If it's crap ... We'll tell you
Think of the usual addiction movies you've seen in the past, typically centring on drugs or alcohol. And think about how they all focus on the journey the character takes through the addiction, from beginning to either the resolution, of self-destruction. This movie side-steps from those ideas quite a bit, but is it to a good result or bad?
Our main character is Brandon, played by Michael Fassbender, who is a successful, well respected, and from an outsider's perspective, very competent man. He has a well-paid job, owns a high end apartment with fantastic views of New York City, he pretty much has it made. However, from the get-go, we see he has a dark obsession that is hidden from his daytime world, and that is, his uncontrollable addiction to sex. It rules everything he does and is constantly on his mind, even in the workplace. Brandon seeks nothing more than the thrill of getting off to videos on the laptop, or in bathrooms during the lunch break. Prostitutes and random women he meets on his travels provide the only drug that can keep him satisfied.

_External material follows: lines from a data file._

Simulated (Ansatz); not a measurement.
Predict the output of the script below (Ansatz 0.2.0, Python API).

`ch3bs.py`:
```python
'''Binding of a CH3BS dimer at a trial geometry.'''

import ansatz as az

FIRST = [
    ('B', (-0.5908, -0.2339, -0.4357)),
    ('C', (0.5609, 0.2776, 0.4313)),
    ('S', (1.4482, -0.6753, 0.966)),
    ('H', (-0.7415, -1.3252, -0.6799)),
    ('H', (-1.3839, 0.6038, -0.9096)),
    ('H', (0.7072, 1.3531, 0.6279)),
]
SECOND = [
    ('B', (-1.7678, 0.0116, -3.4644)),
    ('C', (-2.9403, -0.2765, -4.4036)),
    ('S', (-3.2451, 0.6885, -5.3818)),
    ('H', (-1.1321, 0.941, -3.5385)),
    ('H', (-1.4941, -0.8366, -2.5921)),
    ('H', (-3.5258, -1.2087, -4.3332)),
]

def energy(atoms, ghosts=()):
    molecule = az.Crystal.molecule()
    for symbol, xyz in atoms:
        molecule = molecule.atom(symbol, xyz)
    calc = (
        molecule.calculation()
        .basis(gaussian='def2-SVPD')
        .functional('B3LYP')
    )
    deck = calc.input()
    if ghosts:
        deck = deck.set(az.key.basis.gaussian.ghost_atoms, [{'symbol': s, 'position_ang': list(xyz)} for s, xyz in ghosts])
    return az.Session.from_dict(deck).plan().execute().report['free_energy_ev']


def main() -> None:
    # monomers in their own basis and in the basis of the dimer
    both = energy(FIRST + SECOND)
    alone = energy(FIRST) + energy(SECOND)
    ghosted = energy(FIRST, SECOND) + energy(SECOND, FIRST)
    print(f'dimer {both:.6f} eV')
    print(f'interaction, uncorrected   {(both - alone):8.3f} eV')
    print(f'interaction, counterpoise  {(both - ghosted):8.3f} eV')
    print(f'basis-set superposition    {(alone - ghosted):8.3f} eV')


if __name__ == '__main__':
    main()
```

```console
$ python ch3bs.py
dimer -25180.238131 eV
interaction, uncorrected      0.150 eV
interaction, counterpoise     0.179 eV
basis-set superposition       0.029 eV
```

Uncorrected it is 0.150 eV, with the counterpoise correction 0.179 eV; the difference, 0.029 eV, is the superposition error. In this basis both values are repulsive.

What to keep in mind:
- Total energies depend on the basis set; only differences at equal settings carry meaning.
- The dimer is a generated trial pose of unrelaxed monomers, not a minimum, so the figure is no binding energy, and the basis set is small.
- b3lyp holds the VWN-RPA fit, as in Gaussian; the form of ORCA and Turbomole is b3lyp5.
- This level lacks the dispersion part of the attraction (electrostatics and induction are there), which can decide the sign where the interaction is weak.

His daily routine is always the same, including going to work, travelling the Subway, and at any point possible, finding sex. But early on, this is interrupted by the arrival of his sister Sissy (Carey Mulligan), who needs a place to stay. And after Brandon repeatedly ignored her attempts to contact him, he drops in uninvited and pleads for him to allow her to stay. Reluctently, he agrees. It is clear however, that Sissy is mentally unstable, or rather, is the kind of woman who could self destruct at any moment. She craves others to help her and comfort her, and seems unable to function when dismissed. Despite their clear differences, it's apparent that they both share serious troubles that have haunted them throughout their lives.
Over the rest of the movie, we see Sissy and Brandon go through troubled waters in their sibling-ship, from her disgust at his addiction, to his disgust at her interfering in his well-routined life that is now set in chaos. The film is a window into their brief time under one roof, how they both struggle to cope, and the consequences of their actions.
This movie, as you can see from my synopsis, doesn't concentrate on much of a story, it barely tells you enough to introduce the characters, but little more You hear no background, no monologues, even very few conversations. This is instead a character piece of a brief space of time within Brandon's addiction, a sliver of information. And yet even this tony amount really illustrates the scale of the problem he is in. The influence of sex on his everyday life has consumed him, in the same way drugs and alcohol can do to many other people. They cannot live without it, and struggle to live with it. In that same manner, he doesn't care where the relief to his compulsion comes from, in fact, the dirtier and seedier it is, the better the payoff.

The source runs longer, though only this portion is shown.